I took my first drink of alcohol when I was 14. Looking back now, I was in trouble from the start. I just didn’t know it at the time. Alcohol became a coping mechanism for me after a series of tragic events shook my world when I was 8 or 9. Within an eight-month span, my parents got divorced, my grandfather died and my aunt committed suicide.
Although I grew up in a non-Christian home, I occasionally attended church and came to believe that if I prayed, God would favorably answer my prayers. My parents’ divorce and the deaths of my loved ones led me to the conclusion that if God was all-powerful, he didn’t care, or if he cared, he was powerless to work on my behalf.
I began to deal with these feelings of abandonment and loss by drinking alcohol. I drank off and on through high school. By the time I was 19 or 20, I was drinking every day, all the time. As long as I had the beer I needed, life was just fine. Not even inpatient alcohol treatment could curb my addiction as within two weeks of my release, I went back to drinking. For the next year, I often consumed a case of beer a day.
Realizing that something needed to change, I began attending Alcoholics Anonymous (AA) meetings. What started as a desire to quit drinking became a call to ministry, as my journey to sobriety led me to Jesus.

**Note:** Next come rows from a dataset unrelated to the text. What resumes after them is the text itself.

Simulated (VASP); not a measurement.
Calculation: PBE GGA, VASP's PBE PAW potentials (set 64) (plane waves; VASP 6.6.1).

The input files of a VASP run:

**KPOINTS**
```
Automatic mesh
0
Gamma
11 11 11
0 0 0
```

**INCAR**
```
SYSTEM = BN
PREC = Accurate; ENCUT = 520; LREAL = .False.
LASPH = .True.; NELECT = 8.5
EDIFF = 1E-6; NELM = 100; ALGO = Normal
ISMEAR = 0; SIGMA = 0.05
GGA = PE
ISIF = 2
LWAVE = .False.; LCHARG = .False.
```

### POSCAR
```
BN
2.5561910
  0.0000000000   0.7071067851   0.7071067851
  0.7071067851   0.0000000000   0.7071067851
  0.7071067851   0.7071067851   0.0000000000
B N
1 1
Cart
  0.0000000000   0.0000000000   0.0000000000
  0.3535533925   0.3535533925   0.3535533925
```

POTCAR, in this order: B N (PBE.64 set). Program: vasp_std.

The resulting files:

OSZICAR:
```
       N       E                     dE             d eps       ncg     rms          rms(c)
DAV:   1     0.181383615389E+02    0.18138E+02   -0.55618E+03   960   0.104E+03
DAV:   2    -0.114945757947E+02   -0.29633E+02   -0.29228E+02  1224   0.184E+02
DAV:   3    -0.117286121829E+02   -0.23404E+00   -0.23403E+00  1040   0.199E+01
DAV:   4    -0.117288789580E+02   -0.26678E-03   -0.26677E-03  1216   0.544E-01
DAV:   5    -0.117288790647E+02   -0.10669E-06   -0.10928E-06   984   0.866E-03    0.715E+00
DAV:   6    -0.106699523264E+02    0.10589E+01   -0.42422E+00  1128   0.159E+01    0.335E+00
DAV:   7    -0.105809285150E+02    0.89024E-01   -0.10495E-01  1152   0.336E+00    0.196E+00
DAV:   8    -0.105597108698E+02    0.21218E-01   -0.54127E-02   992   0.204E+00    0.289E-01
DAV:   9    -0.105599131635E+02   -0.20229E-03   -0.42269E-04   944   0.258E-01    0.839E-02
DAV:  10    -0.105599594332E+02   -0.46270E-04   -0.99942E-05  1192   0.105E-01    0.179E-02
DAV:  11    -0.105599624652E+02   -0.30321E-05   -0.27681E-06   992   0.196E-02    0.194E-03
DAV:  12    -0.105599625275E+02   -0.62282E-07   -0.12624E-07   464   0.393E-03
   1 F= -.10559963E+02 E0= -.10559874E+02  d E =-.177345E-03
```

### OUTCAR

By attending church with my AA sponsor, I learned that getting clean and sober was a spiritual issue as I dealt with the wreckage of the past. I didn’t trust God because, in my mind, he had only let me down. The first step in my recovery was admitting I had a problem and being honest with myself about my anger with God.
I gave my life to Jesus while attending church with my AA sponsor. Through reading Scripture and talking to others, I gradually learned to trust God. He wanted to heal my hurts, even though not everything turns out the way I want.
Accountability and commitment were key to my recovery from alcoholism. In those early days, I wanted to drink so bad I could taste it. I felt like I was being dismantled as a person, like God was taking me apart and putting me back together in a different way. It was a daily living my way out of the mess I had lived my way into.
As I became healthier emotionally and spiritually, I lost my desire to drink. I developed a love for God’s word and his truth. I spent time in prayer and sensed a growing call to ministry. I was baptized, went on a mission trip and served a church internship. Others confirmed my gifts for ministry, leading me to attend Bible college and later, seminary.
Today, my pastoral ministry spans 17 years. Early on, many people from my home church poured their lives into me, and they are a big part of where I am today. Wherever I go, I find myself around people in recovery. My ministry has involved attending AA meetings and volunteering at drug and alcohol treatment centers. Sometimes when people learn I’m a pastor, their curiosity leads them to attend church.
I have been sober for 26 years now. While I don’t talk about it every Sunday when I preach, I do not hide my continual recovery from alcoholism. I’m willing to talk about the struggles I’ve had in the past because God is in the business of taking what we see as our weaknesses or screw-ups in life and turning them around and using them for his good.
Jeff Turner meets weekly with six or seven men at a drug and alcohol treatment center, helping them with the spiritual aspect of getting clean and sober. Turner believes the first step to recovery in any area of life is admitting there is a problem and being honest with oneself, God and others.
Jeff Turner has been pastor of Christ Community Church in Sioux Falls, South Dakota, since 2017. He came to faith in Christ in 1991 while in Alcoholics Anonymous and continues to work with those struggling from drug and alcohol addiction. He is a graduate of Trinity Bible College and Sioux Falls Seminary. He and his wife, Angela, have two children.